The Hungarian Grand Prix is only a couple of days old and already the dominant point of discussion and debate surrounds the FIA’s announcement that they will introduce the halo device into the sport for the 2018 season. The decision was announced after an F1 Strategy Group meeting which revealed that only one of the ten teams supported the implementation of the device. Teams are not alone in their condemnation of the device ridiculing its aesthetics, abandonment of the open-cockpit traditions of Grand Prix racing and its inability to adequately combat the very safety risk it seeks to prevent.

The divide amongst drivers over the introduction of the halo device has been laid bare in the two Thursday morning driver press conferences for this weekend’s Hungarian Grand Prix. Kevin Magnussen, Max Verstappen, and Nico Hulkenberg all voicing their disapproval for the device, with Hulkenberg even feeling the need to clarify that “I’m still going to race. I won’t retire for sure.” In a later interview with Will Buxton from NBC Sports, Max Verstappen indicated that he had no idea what problems may emerge with the device in race conditions but that he hoped some did “because then everybody starts complaining”.
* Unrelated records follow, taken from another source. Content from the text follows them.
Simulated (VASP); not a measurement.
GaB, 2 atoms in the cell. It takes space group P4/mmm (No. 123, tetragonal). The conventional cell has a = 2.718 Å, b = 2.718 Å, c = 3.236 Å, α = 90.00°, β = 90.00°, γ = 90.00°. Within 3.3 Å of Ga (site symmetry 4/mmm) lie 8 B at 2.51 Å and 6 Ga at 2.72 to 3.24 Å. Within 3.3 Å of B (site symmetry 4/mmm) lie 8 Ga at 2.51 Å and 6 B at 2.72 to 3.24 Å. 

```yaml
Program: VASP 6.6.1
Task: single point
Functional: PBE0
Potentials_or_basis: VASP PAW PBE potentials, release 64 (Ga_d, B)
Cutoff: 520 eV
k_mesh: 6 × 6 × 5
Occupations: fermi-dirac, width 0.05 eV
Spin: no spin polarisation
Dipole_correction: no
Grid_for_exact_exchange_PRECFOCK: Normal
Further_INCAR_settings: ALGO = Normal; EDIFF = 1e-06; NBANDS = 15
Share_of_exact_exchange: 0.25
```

Drivers may have complained of the halo device in the Thursday press conferences but you wouldn’t have noticed it from the official Formula 1 YouTube account. In their official edit of the interviews, Formula 1 have included only the comments of those drivers complimentary of the FIA’s implementation of the device. The edit would appear to show the direction that the sport is willing to go to protect its image; that it is concerned by the opposition towards the halo device; and grossly underestimates the willingness of Formula 1 fans to look through the press conference in its entirety. I have already made my views very well known in the videos comments section and I urge other readers to do the same. You can view the video and read the associated comments here.

The fallout from the disastrous form of McLaren Honda in 2017 has damaged not only the reputation of the Japanese engine suppliers ability to construct a competitive and reliable engine in accordance with the current specifications, but has now made at least one journalist re-assess the manufacturers previous successes in the sport. In an article by Glenn Freeman entitled ‘McLaren should aim to be the new Williams’ Freeman questions the quality of Honda’s achievements in Formula 1 between 1985 – 1992 pointing out that Honda’s success “only came to the fore once pioneers in that area (turbo technology) such as Renault and BMW started to ease away from F1” and that once the sport moved away from turbo technology “it didn’t take long for Renault to surpass it as the leading force…”. The article highlights the further extent of the damage caused by Honda’s continued involvement in the sport. No one doubted that Honda’s intermittent participation in the sport over the last twenty years has had minimal success, but very few would’ve called into question its halcyon days. Such is there current performance that nothing would appear off limits.

Always a fan favourite in the lead up to the summer break is trying to predict who will be where for the 2018 season. Here are my predictions for next years line-up:

Mercedes: Hamilton; Bottas

Red Bull: Ricciardo; Sainz

Ferrari: Vettel; Verstappen

Force India: Perez; Ocon

Williams: Stroll; Massa

Toro Rosso: Kvyat; Gasly

McLaren (Mercedes): Vandoorne; Wehrlein

Haas: Magnussen; Grosjean

Renault: Hulkenberg; Alonso

Sauber (Ferrari): Ericsson; Leclerc

MotoGP World Championship

Three time MotoGP World Champion Jorge Lorenzo has continued to struggle with his new works Ducati ride following a first lap crash at Round 2 in Argentina. Lorenzo, who had ridden for the works Yamaha squad for the first nine years of his MotoGP career, has never finished lower than fourth in the championship standings.